(496c) Improved Procedure for Estimating Process Design Reliability
AIChE Annual Meeting
2005
2005 Annual Meeting
Computing and Systems Technology Division
Design & Operation Under Uncertainty
Thursday, November 3, 2005 - 1:10pm to 1:30pm
Chemical process designs are based on computations with uncertain parameters sets, e.g. phase equilibria, kinetics and feed. The parameter uncertainty leads to uncertainty in whether the process will meet constraints under normal operation, if built. The certainty that it will meet constraints is the process design reliability, usually expressed as a percentage. This reliability can be estimated using Conventional Monte Carlo simulation, or a derivative thereof, of the entire design. This is computationally expensive.

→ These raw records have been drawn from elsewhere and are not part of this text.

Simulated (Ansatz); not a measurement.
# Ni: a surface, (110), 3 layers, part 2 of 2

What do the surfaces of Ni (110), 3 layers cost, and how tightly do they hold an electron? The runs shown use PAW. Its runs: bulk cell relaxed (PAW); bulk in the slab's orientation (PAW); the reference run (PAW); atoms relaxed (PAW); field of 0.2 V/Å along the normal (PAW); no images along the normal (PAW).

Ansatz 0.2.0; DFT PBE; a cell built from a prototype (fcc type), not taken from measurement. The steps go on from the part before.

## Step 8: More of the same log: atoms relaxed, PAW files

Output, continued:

An alternative developed at the Kurata Thermodynamics Laboratory is Monte Carlo Integration of the n-constraints mapped onto the p-parameter space. This methodology geometrically interpolates among constraint boundary points to determine the fraction of parameter sets that fall within the interpolated boundary. Confidence in the reliability estimate is improved with increasing number of boundary points. This method is three to four orders of magnitude more computationally efficient compared to Conventional Monte Carlo. The significant computational effort in this method is tangentially interpolating among the boundary points to estimate the constraint boundary.
This paper presents a more efficient interpolation by searching in the statistically most significant direction. Boundary interpolation is connecting instead of tangential eliminating p-derivative calculations at each boundary point. This paper shows that the method, while potentially requiring more boundary points, is an order of magnitude more computationally efficient. Example problems discussed focus on multicomponent distillation.